Can the word jihad be claimed back away from the pejorative meaning with which violent militancy has imbued it? Attempts in such a direction are numerous; they seem however to draw almost exclusively on the classical scholastic definition of the term that expands its meaning beyond the military into the prescribed spiritual struggle. The wealth of meanings developed in the lived history of the Arabic-speaking region — jihad as patriotism beyond religion, as the judicious willingness to exert oneself and to sacrifice for the common good — has not been tapped.

Ijtihad, too, has experienced a number of semantic shifts.

The intellectual history of Islam, notably in its early phases, was the history of dialectic interaction and reconciliation between reason and revelation. The Islamic authoritative texts, Qur'an and Hadith, provide extensive examples through which the divine Shari'ah (the "Way", Divine Law) can be gleamed. Nowhere, however, do they present a systematic capitulation of Shari'ah. Instead, it is left up to the believers to develop "understandings" of it, on the dual bases of the texts and their own reasoning faculties. For most of its history, Muslim culture would frown on the characterization of the frameworks of legal solutions it has developed as constituting Shari'ah per se — Divine Law being at best asymptotically approximated — preferring instead the use of the expression fiqh al-Shari'ah, the understanding of Divine Law. Sadly, this caution has virtually vanished in today's usage, with actions often constituting blatant human rights abuse being heralded as Shari'ah itself.

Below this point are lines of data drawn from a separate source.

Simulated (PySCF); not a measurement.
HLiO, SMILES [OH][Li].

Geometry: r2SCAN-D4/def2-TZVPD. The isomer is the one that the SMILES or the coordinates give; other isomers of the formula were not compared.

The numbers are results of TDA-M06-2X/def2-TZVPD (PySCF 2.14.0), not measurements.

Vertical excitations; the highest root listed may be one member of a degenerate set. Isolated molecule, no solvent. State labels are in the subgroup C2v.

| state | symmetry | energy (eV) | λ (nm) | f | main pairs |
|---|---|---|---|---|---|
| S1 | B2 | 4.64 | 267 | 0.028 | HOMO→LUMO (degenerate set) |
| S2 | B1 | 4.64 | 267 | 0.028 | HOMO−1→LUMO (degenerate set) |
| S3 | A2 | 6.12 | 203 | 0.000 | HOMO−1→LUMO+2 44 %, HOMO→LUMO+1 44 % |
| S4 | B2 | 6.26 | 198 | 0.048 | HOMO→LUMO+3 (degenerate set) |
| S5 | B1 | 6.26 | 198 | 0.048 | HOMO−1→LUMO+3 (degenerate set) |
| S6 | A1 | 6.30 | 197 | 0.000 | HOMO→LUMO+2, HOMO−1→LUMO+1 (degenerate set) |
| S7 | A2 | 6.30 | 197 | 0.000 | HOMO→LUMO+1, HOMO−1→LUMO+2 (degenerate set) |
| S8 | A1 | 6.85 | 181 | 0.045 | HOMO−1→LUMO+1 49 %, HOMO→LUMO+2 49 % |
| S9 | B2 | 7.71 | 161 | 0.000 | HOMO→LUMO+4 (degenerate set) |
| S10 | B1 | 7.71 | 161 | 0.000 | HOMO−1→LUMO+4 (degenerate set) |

Schools of fiqh were multiple, and differed considerably within and amongst themselves. The craft of jurisprudence benefited from a collection of tools. Four gained universal acceptance: rules-governed exegesis of the revealed text, evaluation of precedents attributed to the Prophet on the basis of the chain of transmission, reasoning by analogy, and scholarly consensus. Others, such as the judicious determination of the public good and the continuation of an established practice, were subject of debate. Two broad currents intersected within many of the fiqh schools: ahl al-ra'i — advocates of unbound opinions, free thinkers for some, unruly dilettantes for others, who saw in these extra tools valid ways to achieve the aims of the remote Shari'ah; and ahl al-hadith — advocates of formulations restricted by and confined to the verifiable texts, disciplined empiricists for some, and reductionists for others, who rejected any tool or derivation without an unequivocal precedent in the corpus.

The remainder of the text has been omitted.